Tolkien Studies I has Shipped!!
The first issue of Tolkien Studies has shipped from the publisher and should begin arriving in subscriber's mailboxes any day now. I haven't seen the actual issue yet (just proof copies), but it's pretty exciting. There's an order link and some material here at the new web address: http://tolkienstudies.org, and below I've pasted in a Table of Contents, but I thought one or two readers might be interested in the saga of how to get a new journal started.
Several years ago, I think maybe as long ago as late 2001, Doug Anderson (editor of The Annotated Hobbit) got in touch with me to talk about Beowulf and the Critics. We ended up becoming friends, and in a phone conversation, he said, in response to my and Hilary Wynne's Tolkien Bibliography, that what the field really needed was a serious, scholarly journal, "something like Tolkien Studies."

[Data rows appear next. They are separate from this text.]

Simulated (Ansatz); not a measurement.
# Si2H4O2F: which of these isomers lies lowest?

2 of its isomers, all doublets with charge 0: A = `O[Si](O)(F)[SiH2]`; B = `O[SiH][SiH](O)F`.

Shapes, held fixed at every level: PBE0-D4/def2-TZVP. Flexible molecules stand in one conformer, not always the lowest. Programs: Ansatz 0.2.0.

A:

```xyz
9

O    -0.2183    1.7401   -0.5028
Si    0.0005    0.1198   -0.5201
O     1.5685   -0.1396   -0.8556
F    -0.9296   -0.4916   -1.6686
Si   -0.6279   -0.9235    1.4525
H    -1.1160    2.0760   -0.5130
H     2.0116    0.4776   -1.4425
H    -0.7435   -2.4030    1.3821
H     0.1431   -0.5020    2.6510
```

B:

"Let's found it, then," I said.
Doug introduced me to Verlyn Flieger, and the three of us decided to see if we really could start a serious, scholarly journal dedicated to Tolkien alone. We immediately ran into the chicken/egg problem: scholars didn't want to contribute unless we had a guarantee of publication. We couldn't get a press to pick up the journal without a complete issue (and then we ran into problems getting a press). But Tom Shippey and a few others believed in us, agreed to send work, and the rest was just an unbelievable amount of hard work -- editing, sending things out for review, working with authors, soliciting for more articles, etc. As of August 2003 we still didn't have a press and so were going to self-publish, and then my friend Pat Conner and I got to talking at the wine hour at the International Society of Anglo-Saxonists. He mentioned that WVU press, of which he was now the director, was doing pretty well with its journals. "Well," I said, "I have just spent the summer doing the layout for a new journal. Do you want to publish it? It's called Tolkien Studies."
It was just an unbelievable coincidence that Pat wanted to pick up a new journal and we had a complete issue all laid out and ready. So now you can take a look and see what you think.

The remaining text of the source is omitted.